Staff Reporter
MASERU
IT was brutal.
And the torture was intense.
Battered into submission and after hours of excruciating torture, the six new students at Lerotholi Polytechnic could hardly take in any further pain.
They were beaten and dipped into cold water until they were so tired they could hardly swim.
One of the victims got stuck in the mud and when a rescue team arrived he could not get out of the water by himself and had to be dragged to safety.
“None of the victims got injured. They were only treated for post-traumatic stress,” the police spokesman Superintendent Clifford Molefe says.
The torture, part of a decades-old shocking initiation practice to welcome new students, happened on Sunday in the Mohakare River.
Molefe says no arrests have been made and the police are investigating the matter.
On Monday, the Maseru Urban police commander Senior Superintendent Motlatsi Mapola held a closed-door meeting with the Lerotholi Polytechnic athorities at the college’s premises.
What was discussed at the meeting remains unclear but the college’s deputy rector, Thabo Fonya, told a press conference on Tuesday that the school had decided to stop the students from wearing blue overalls after hours.
Fonya said they realised that when the students wear the blue overalls their behaviour changes from good to bad.
He said the college had also banned the singing of mangae, graduation songs of initiated Basotho young men. He blamed the songs for influencing violent and unruly behaviour by the students.
Fonya added the college is working with the police to investigate the violence at school.

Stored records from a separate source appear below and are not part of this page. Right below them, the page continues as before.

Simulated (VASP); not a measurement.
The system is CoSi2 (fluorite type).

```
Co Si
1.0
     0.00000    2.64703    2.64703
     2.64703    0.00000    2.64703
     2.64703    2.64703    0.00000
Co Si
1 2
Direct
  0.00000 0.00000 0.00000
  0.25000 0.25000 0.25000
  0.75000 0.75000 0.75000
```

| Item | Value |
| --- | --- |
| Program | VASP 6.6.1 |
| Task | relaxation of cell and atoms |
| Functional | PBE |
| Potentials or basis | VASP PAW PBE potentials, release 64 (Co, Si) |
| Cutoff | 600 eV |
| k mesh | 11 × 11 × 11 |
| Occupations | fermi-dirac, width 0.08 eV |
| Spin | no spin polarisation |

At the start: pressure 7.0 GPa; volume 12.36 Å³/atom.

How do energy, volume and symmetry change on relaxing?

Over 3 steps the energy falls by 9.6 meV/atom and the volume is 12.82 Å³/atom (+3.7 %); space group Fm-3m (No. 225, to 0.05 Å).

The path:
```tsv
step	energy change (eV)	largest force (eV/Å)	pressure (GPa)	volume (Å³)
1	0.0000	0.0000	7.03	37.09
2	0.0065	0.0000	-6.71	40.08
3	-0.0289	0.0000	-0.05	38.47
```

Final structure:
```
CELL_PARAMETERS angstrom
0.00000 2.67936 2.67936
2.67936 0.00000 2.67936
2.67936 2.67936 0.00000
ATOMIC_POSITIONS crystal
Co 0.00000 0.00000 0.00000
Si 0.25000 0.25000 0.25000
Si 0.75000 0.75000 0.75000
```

In an article the police published on their website, the police said a number of students had lost their lives during initiation practices at Lerotholi Polytechnic since 2009.
In 2009, a student was killed while undergoing torture by older students while in 2012 two more students were murdered.
In 2014 two more newcomers, Tokelo Masiea and Motlatsi Matete, both from Mafeteng were killed.
Four students, Abiel Mokete from Le-Coop in Mafeteng, Refiloe Mohale from Wepener in Mafeteng, Moloi Makoanyane from Baroeng in Butha-Buthe and Tseko Sebata from Likhutlong were charged with murder.
The four are still waiting for their day in court in prison.
Two more suspects were nabbed in connection with the 2009 murder and they are facing murder charges in the High Court.
The school says it is doing its utmost to stop these killings.
A 2014/2015 rule implemented by the college makes it an offence for any student not to report ill-treatment or initiation practices to the authorities or the police.
The police however say their investigations have revealed that some of the teachers are involved in promoting the practices by denying uninitiated students access to academic materials so that they may fail their exams.
The uninitiated ones are called Lijankate, a derogatory term whose meaning is not known to people outside the circle of the initiated, while those who underwent initiation are called Batho (humans).
But Fonya denied knowledge of the involvement of teachers at the press conference, saying all teachers are committed to peace and proper education of the students.
However, some students who spoke to thepost on condition of anonymity say the school authorities know the existence of this ritual of “welcoming new ones in this brutal way”.
“The practice has been reported both formally and informally to the authorities and we are sure that the teachers know of it but they do not deal with it effectively,” one student said.
“I have not undergone the initiation but I know the teachers know about this and I believe that some of them support the practice,” said another.
A student who underwent initiation was so afraid that he told thepost that he could not talk about the secret because doing so is dangerous.
The police have also said some of the students they interviewed told them that some businesses that are run by Lerotholi Polytechnic alumni do not employ the uninitiated.
The Lijankata or the uninitiated are also said to be denied attachment opportunities in companies that are run by former students of Lerotholi Polytechnic.
“Under the circumstances, some students are willingly offering themselves to be initiated and once they become part of the group they have secrets they cannot share with outsiders,” a student said.
Both the police and the school authorities have appealed for information to put a stop to these “ruinous acts”.